Every FMCG plant shutdown is a collision between two opposing pressures: the production plan that demands every available hour of run time, and the maintenance plan that requires the plant to stop before critical equipment fails. The gap between what the schedule allows and what the assets need is where shutdown planning lives — and where most plants lose both time and money. A well-planned shutdown delivers higher post-turnaround OEE, extended equipment life, and regulatory compliance without last-minute scope cuts. A poorly planned one generates rework, safety incidents, schedule overruns, and startup quality failures that erase the shutdown's intended benefits within the first week of production. The difference is not the quality of the maintenance team — it is the quality of the planning system that supports them.

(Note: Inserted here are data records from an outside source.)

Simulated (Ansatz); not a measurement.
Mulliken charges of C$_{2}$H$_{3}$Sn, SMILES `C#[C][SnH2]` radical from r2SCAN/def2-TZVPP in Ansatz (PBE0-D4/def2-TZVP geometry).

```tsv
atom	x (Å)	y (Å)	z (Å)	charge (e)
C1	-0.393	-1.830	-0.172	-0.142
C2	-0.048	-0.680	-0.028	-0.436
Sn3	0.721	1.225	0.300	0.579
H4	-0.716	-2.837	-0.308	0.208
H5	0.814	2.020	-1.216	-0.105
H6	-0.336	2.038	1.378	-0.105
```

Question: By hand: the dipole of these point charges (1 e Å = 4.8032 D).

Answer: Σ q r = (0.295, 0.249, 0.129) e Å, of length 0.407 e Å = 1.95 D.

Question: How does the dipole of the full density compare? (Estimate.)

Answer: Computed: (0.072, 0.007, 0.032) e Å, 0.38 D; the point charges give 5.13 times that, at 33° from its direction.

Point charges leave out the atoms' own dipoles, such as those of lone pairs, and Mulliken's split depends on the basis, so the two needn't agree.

Pre-Shutdown Preparation and Scope Definition
The quality of a shutdown is determined before the first tool is locked out. The pre-shutdown phase — typically spanning four to six weeks for a major FMCG turnaround — is where scope is defined, resources are secured, and the schedule is built on a critical path that reflects the plant's actual equipment condition, not a generic maintenance template. iFactory's Shutdown Planning module structures this phase around three deliverables that every FMCG plant needs before a shutdown can proceed with confidence.
The first deliverable is the scope register — a comprehensive list of every task, inspection, replacement, and modification planned for the shutdown window, linked to the equipment asset register and prioritised by criticality. Each scope item carries a work hour estimate, a required skill set, a parts list, and a risk classification. The second deliverable is the resource plan — internal maintenance crews, external contractor teams, specialist inspectors, and equipment vendors mapped against the scope register to identify gaps before the shutdown window opens. The third deliverable is the risk register — identifying the top operational, safety, and schedule risks associated with the shutdown scope, with mitigation plans assigned and tracked through completion.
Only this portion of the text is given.